TransformerEngine
TransformerEngine copied to clipboard
`Float8Quantizer::create_tensor` calculates `scale_inv` instead of creating an empty buffer
https://github.com/NVIDIA/TransformerEngine/blob/b39397c541292f336c5964dd1661d80c08dc4c78/transformer_engine/pytorch/csrc/extensions/quantizer.cpp#L112
This brings some overheads. For example, in fused_multi_quantize, the reciprocal kernels (along with the launch overheads) take most of the overall time.
There was an optimization that updates FP8 scale-inverse in kernels with FP8 output https://github.com/NVIDIA/TransformerEngine/pull/1083, why did we change it?
cc @timmoon10
Logically, scale is part of the recipe and scale_inv is part of the data:
- You can change
scaleat any time, for whatever reason, to any value. It is only relevant at the exact moment you are doing an FP8 cast. - Changing
scale_invdestroys FP8 data, just as if you overwrote the FP8 data itself. Also, consider thatscale_invgeneralizes to a tensor in MXFP8 and other block-scaling formats.

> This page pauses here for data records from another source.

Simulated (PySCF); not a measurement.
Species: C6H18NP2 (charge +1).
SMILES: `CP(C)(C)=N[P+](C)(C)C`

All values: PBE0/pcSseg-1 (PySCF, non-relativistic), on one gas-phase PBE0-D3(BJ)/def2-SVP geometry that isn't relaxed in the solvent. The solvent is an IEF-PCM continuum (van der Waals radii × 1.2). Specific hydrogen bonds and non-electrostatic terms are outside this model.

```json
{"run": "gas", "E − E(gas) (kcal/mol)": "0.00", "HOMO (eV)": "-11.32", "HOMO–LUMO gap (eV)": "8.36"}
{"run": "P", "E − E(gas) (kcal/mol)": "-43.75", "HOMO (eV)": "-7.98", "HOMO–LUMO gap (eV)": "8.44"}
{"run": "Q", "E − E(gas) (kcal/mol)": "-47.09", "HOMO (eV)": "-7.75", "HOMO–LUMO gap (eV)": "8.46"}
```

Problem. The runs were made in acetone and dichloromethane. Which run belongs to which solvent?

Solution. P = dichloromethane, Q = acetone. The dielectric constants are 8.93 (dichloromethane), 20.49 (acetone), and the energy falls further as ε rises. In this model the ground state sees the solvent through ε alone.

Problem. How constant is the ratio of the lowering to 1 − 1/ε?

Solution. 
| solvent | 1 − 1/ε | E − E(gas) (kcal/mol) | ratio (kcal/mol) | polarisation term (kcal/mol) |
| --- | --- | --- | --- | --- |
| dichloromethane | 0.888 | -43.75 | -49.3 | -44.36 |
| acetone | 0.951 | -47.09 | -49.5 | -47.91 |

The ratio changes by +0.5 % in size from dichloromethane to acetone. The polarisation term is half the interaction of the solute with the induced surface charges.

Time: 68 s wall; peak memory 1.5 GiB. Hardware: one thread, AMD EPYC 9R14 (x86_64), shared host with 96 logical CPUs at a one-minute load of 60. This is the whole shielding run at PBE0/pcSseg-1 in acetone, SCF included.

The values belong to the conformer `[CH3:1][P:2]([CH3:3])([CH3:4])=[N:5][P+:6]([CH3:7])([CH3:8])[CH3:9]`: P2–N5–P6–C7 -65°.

Before https://github.com/NVIDIA/TransformerEngine/pull/1083, we needed messy logic for the scale update after the forward pass: update scale_inv together with scale but also make a copy so that we don't destroy cached tensors for the backward pass. This added the CPU overhead of an extra kernel launch (cudaMemcpy) and allocating temporary PyTorch tensors.
After https://github.com/NVIDIA/TransformerEngine/pull/1083, we can decouple scale and scale_inv: populate scale_inv when performing the FP8 cast and update scale after the forward and backward passes. In most cases, this adds very little overhead to existing kernels (existing FP8 kernels output to amax, so just output to scale_inv as well). There are a few kernels that don't output scale_inv (e.g. cuBLAS) so we need a separate scale-inverse kernel, but that is no worse than the extra cudaMemcpy in the old implementation.
In this case, I think the problem is that the API and behavior of Quantizer::create_tensor are wonky. The rowwise_data arg doesn't make sense in a generic base class function, since its interpretation depends on the concrete class (and also you need multiple tensors to represent MXFP8). If the user wants to pass in a raw UINT8 buffer, they should also be required to pass in the scale_inv since there's no reason to expect that it matches the quantizer's scale value. Float8Quantizer::create_tensor should be changed so it allocates an uninitialized UINT8 buffer and an uninitialized FP32 scale-inv, and then it'll be the responsibility of the FP8 cast kernel to populate the scale-inv with the correct value.
@timmoon10 I totally understand what #1083 was doing. My question is why we changed away from it in TE 2.0, for example, calculating scale_inv in Float8Quantizer::create_tensor instead of in the kernels that output fp8 data.
Float8Quantizer::create_tensor should be changed so it allocates an uninitialized UINT8 buffer and an uninitialized FP32 scale-inv, and then it'll be the responsibility of the FP8 cast kernel to populate the scale-inv with the correct value.
Totally agree.
I'd say that this is just a bug - we should remove this at::reciprocal. The rowwise data I think was added as a way to pass preallocated buffer (which we need e.g. for UserBuffer), we will need to extend that to maybe pass a dictionary of buffers (since e.g. to have UB support for MXFP8 we may need to do the same for the scale_inv @timmoon10?